Professional Apache Tomcat 5 (Programmer to Programmer)
Vivek Chopra, Amit Bakore, Jon Eaves, Ben Galbraith, Sing Li, Chanoch Wiggers
Very inconsistent from chapter to chapter
Some of the chapters in this I found very useful e.g. class loaders, and some I found to be very bad e.g. JDBC. It seems that the book really needed to have someone not familiar with the subject matter give it a review as it was very common to mention a concept several times in a paragraph that had not been explained previously in the book/chapter. In at least one case the object was not explained until several chapters further into the book. Some sections at least reference that an explanation is forthcoming in the next few pages and that allows to reader to just wait fort hat to come.
Some of the call-out tables are completely pointless, e.g. they `explain' all the possible arguments ends up reading like "switch -allow_JDBC description - allows access to JDBC". If you can add no value beyond the switch name, why waste the paper.
The security chapter says it is a perfectly secure practice to give developers read only access to production databases; statements like this should be qualified to reference the type of data that is being stored.
If the SysAdmins of Amazon followed these practices and my name, address, credit card, password etc. were available to the entire organization I would not be pleased. I am sure that is not the case with Amazon as that would be an issue for SOX as well as PCI.

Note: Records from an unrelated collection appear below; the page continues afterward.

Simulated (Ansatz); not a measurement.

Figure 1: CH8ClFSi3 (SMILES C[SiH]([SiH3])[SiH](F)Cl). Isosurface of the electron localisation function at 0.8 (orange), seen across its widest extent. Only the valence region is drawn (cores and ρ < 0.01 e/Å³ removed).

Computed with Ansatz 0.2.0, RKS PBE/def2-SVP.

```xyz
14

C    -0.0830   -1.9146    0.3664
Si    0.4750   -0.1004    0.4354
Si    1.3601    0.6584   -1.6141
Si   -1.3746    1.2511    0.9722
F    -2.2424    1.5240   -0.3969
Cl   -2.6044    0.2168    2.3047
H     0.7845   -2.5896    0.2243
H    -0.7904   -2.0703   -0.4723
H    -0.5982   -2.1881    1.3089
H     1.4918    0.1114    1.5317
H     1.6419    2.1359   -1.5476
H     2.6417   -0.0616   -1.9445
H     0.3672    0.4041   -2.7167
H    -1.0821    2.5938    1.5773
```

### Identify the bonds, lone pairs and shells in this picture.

I am about 2/3rds of the way through the book now, and if I had known it would be this bad I would have abandoned it earlier, I am now far enough in that I do not think it is worth starting fresh with an O'Reily book.
This book gets two stars from me as I had some real `a-haaaa' moments reading it, my issues is many of the chapters feel like they were shoved in without proper care, and certainly without a proper independent review.
I have now descended to scrawling notes on the book at the pieces that are clearly incorrect, items that say something can be done three ways without discussing the benefits / risks of each, tables / diagrams that do not match the text used to explain them, and the grammatical errors.
I am not a nit-picking person, I am sure my review is full of grammatical, spelling issues etc., but the point of a text book is you pay close attention while trying to commit these things to your brain, and the number of errors in the last couple of chapters I have been reading are such that I can not stay focused on the material.